While Peter Costello waits on the results of his international tax beauty contest, Andrew Ball in the FT (via The Australian) notes a recent paper by Eijffinger and Geraats, which:

found that the Reserve Bank of New Zealand, the Swedish Riksbank and the Bank of England were the most transparent central banks. Next came the Bank of Canada, the European Central Bank and the Fed. Bringing up the rear were the Reserve Bank of Australia, the Bank of Japan and the Swiss National Bank.

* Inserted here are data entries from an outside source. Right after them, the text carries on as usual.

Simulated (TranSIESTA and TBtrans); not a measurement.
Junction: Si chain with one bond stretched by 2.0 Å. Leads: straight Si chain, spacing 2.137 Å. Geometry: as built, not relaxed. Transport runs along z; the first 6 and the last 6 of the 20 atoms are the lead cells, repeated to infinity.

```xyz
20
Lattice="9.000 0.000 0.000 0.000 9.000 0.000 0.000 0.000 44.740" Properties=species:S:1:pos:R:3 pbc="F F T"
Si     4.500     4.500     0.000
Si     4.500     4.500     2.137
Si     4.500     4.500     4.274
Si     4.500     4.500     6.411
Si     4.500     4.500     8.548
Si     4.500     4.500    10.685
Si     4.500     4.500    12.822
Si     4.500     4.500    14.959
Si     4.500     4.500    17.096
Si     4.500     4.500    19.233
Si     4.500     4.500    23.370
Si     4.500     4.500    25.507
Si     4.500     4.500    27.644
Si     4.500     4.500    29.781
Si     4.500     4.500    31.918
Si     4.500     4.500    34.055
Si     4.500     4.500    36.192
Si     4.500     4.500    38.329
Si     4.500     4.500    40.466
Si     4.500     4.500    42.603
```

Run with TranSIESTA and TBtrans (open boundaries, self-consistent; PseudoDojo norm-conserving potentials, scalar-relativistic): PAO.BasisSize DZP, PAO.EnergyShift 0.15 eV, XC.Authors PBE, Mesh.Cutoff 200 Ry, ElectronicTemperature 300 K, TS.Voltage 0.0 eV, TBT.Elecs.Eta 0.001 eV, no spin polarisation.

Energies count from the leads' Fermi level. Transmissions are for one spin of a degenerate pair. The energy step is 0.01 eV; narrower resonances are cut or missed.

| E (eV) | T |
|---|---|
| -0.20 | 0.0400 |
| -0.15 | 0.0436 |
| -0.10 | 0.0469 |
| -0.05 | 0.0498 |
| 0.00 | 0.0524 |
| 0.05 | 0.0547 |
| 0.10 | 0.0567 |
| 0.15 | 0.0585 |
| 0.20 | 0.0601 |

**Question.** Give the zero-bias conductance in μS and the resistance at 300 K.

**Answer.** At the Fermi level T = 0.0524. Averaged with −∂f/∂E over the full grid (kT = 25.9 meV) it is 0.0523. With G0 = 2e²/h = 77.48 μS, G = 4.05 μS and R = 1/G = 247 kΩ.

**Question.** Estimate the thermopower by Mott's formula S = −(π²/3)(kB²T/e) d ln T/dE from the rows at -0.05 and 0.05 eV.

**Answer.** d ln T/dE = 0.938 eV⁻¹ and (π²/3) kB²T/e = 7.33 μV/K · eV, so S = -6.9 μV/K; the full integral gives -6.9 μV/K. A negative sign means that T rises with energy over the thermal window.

The paper notes the RBA’s many shortcomings:

Although the Reserve Bank of Australia has adopted inflation targeting, it gets one of the lowest transparency scores (8, increasing to 9 in 2002) in our sample. Although the RBA gets the maximum score on political transparency, its openness on other aspects is much less. Economic transparency falls short because it does not publish quarterly data on capacity utilization and only provides rough short term forecasts for inflation (quarterly) and output (semiannually) without numerical details about the medium term. In addition, there was no explicit policy model until October 2001.  Procedural transparency is low as the RBA does not release minutes and voting records. There is also scope for greater policy transparency because of the lack of an explicit policy inclination and a prompt explanation of each policy decision. Regarding operational transparency, the RBA provides neither a discussion of past forecast errors, nor an evaluation of the policy outcome.  The Reserve Bank of Australia shows that inflation targeting by no means guarantees transparency in all respects.

The RBA’s published policy model (updated late last year) still carries the formal disclaimer that it does not represent the views of the RBA, so it is questionable whether it qualifies as an explicit policy model.